6) PHONONS IN VERY SMALL STRUCTURES
Key words: confined phonons, interface phonons, quantum dots and quantum wires, light scattering
In large crystals, the atomic vibrations of the lattice (i.e. phonons) are approximately those of an infinite crystal. When crystal lattices are small, the effect of the crystal surface on the atomic vibrations must be taken into consideration. Vibrations peculiar to the crystal surface arise, known as surface phonons to distinguish them from the bulk phonons of the infinite crystal. Although these modes are present on the surfaces of all real crystals (since none are infinite in extent) their relative effect is small. As the sample size is reduced the surface to volume ratio of the crystal is increased resulting in a greater contribution from surface modes. Phonon modes can be studied by Raman scattering spectroscopy in very small cylinders of some 30-100nm diameter. The structures are both fabricated and studied in this department.

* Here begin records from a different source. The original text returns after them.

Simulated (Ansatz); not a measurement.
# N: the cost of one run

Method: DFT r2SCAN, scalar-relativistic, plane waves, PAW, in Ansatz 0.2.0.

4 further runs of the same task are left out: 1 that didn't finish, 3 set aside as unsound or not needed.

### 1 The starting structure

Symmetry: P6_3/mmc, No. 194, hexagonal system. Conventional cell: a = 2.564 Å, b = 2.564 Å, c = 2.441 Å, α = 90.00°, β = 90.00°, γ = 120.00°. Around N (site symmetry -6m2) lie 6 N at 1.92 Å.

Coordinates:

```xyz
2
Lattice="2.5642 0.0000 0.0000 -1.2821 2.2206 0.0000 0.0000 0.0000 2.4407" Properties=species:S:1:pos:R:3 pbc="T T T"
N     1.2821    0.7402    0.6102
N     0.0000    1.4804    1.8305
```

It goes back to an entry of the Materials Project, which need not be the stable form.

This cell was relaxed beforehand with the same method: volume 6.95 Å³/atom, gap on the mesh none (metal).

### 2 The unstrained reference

The results obtained in GaAs have clearly identified surface phonon modes in cylinders of 80nm diameter and up to 310nm height. The phonon frequencies have been successfully modelled by an elastic continuum model. More recently our study of GaAs-GaAlAs quantum dots has shown that multi-phonon resonances are enhanced as a result of exciton localisation phenomena in dots. Moreover, we have observed the contribution of interface phonons and laterally confined phonons in our dots. The relevance of this work concerns the energy relaxation (electronic cooling) processes in nanostructures. It is a hot topic at international levels since the theoretical approaches have just begun to converge and there is a lack of data. Ours is the first batch available but for proper comparisons smaller structures need to be studied. The researcher will become familiar with the assumptions and results of the key phonon models, with the considerations for fabrication of nanostructures and with phonon Raman spectroscopy. It is expected that discussion with leading theorists of Professor Ridley's group at Essex University will take place.
7) QUANTUM DOT-TO-DOT COUPLING STUDIED BY OPTICAL SPECTROSCOPY
Key words: exciton tunnelling, quantum dots quantum wires, quantum dot coupling
Some optoelectronic applications of nanostructures necessitate that they be addressed individually or in small arrays by either electrical or optical signals. Use can be made of the fact that surrounding electromagnetic fields can enhance or inhibit coupling between nanostructures as has already been shown in far-infrared magneto-transmission. The aim of this project will be to carry out an experimental study of possible coupling mechanisms in nanostructures.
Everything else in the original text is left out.